On 22/02/2012 17:36, Kevin M Randall wrote:
<snip>This would be all well and good, to claim that FRBR is only an abstraction such as a Venn diagram, but the fact is, one of the major points for the acceptance of RDA with all of its attendant costs and hassle, is that it is the first step on the road to FRBR (which will undoubtedly have many more costs in the future). RDA on its own without the goal of FRBR loses much of its sense, as was mentioned in the Report from LC, NAL and NLM. Therefore, it is not just an abstraction. Plus, FRBR is based on tasks that supposedly are important to the users.
In reading FRBR, it is very important to understand that the figures used are entity-relationship (ER) diagrams, not examples for OPAC displays. The figures illustrate the relationships between the FRBR entities, for the purpose of helping the information professional understand those relationships. (And by information professional, I don't mean the person at the desk involved in a reference interview; I mean people like those who are designing metadata schema and cataloging rules and search engines and OPAC displays.) A particular work will appear one time only in the figure because that is all that is needed to explain its relationship to the dependent expressions. This is part of the standard language of ER diagrams.
I may be able to use a butter knife as a screwdriver in some limited circumstances. But that does not make it a screwdriver, and in most circumstances it would serve poorly as one. It would be very strange for me to complain to the manufacturer of the butter knife that they made a faulty screwdriver.
Likewise, the FRBR diagrams do not serve well as designs for OPAC display, precisely because that is not what they are intended to do, any more than Venn diagrams in an explanation of Boolean searching imply that search results should show up to the user in interlocking circles. The diagrams serve a particular purpose, and that purpose is *not* OPAC display. It is very easy to maintain that FRBR is a conceptual model intended only for librarians (and other information professionals), because that's what it says it is, and it uses language only appropriate for that audience.
Let's try using some other terminology. When a human interacts with this hypothetical FRBR tool that we are aiming for, and comes across the WEMI structure, somehow, somewhere, something has to be displayed that has meaning to the human and that he or she can understand. At first blush, it would seem as if there should be an incredibly wide choice in how to achieve this but in reality, there is much less freedom. Specifically, while the the fonts, colors, placement of information in a left or right navigation bar, and so on and so on, can change in myriads of ways, yet the more basic decision of: do I display each entity in the WEMI once or many times? does not allow that many options. Deciding to display a specific number of times, e.g. two times, ten times, one-half the time, a random number of times, although it could probably be done, becomes very strange.

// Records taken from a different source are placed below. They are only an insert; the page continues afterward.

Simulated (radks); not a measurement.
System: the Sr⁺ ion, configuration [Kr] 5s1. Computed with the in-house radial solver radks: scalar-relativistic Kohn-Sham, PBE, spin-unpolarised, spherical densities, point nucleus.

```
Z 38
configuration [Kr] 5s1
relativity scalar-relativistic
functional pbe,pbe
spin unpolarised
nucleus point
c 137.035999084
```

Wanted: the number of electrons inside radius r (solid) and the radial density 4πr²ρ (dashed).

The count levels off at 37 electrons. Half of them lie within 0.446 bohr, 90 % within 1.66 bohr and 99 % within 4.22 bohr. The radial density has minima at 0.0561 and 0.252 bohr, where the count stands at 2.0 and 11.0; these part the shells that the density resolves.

On the other hand, if we want to state that FRBR has no real relationship to users, that would be fine. Let's just call them "librarian tasks". Of course, the problem with that is, our catalogs fulfill those tasks for us right now and do not need to be changed. But if we did rename them to "librarian tasks," we could at least begin to build something that might make a difference to the people who pay our wages and keep our doors open: the users.